Banks cautioned against derivatives trading





Nigerian banks and other financial institutions have been cautioned against the risk of trading in derivatives and other sophisticated instruments to avoid a repeat of the cataclysm seen in the United States financial market late last year.


In a presentation at the ongoing 50th Anniversary conference of the Central Bank of Nigeria in Abuja on Tuesday, professor of economics at the Ahmadu Bello University, Zaria, Prof. A. G. Garba, said financial institutions and their regulator needed to have a re-think about the proposed introduction of derivatives instruments within the overall risk management framework of the banking system.


Garba, who spoke on, ”Building Financial Markets and Institutions: The Place of Values, Knowledge, Wisdom and Understanding,” questioned the rationale for such instruments in the system at this point in time, saying banks needed to learn from the experience of US and European financial institutions. He noted that derivatives trading was the key trigger of the global financial crisis.


He said while the CBN had the primary duty to regulate financial sector operators to avoid systemic risk, the banks themselves should self regulate by exercising restraint in embarking on high risk, high profit activity.


He said, “In the case of the subprime crisis, the big institutions and investment houses entered the market when they saw the returns of the marginal players. The lesson is that you cannot exploit a market that is not supported by fundamentals on the long term.”


Garba also expressed support for the CBN’s decision on the common year-end for banks, pointing out that it would give more credibility to the financial date of the institutions.


He said that ultimately, the success of any regulation would depend on the nature of the individual player, noting that if what the individuals were concerned with was just the money, they would search for loopholes to beat the rules.

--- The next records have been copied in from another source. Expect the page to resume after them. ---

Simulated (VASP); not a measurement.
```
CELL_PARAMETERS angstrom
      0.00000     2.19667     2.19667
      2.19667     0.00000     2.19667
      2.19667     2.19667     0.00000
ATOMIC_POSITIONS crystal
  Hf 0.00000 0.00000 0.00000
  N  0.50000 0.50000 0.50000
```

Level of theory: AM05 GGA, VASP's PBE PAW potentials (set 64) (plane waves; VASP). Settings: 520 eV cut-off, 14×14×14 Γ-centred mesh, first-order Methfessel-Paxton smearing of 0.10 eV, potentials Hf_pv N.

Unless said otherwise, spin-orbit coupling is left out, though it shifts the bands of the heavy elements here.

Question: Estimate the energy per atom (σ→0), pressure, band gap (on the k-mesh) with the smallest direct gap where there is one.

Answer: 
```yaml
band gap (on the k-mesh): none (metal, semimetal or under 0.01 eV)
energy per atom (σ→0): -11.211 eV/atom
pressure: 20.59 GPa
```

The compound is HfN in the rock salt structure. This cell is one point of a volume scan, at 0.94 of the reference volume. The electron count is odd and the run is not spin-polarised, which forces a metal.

He also stressed the need to strengthen the nation’s financial institutions through the process of transformation and rebuilding in order to ensure that the financial sector had an effective linkage with the rest of the economy, especially the real sector, which was critical in transforming Nigeria into a producing nation.


Another speaker, Prof Ademola Ariyo, of the University of Ibadan, said while there were concerns about the seeming disconnect between the real sector and the financial system, it would be erroneous to define the real sector in terms of manufacturing industries alone.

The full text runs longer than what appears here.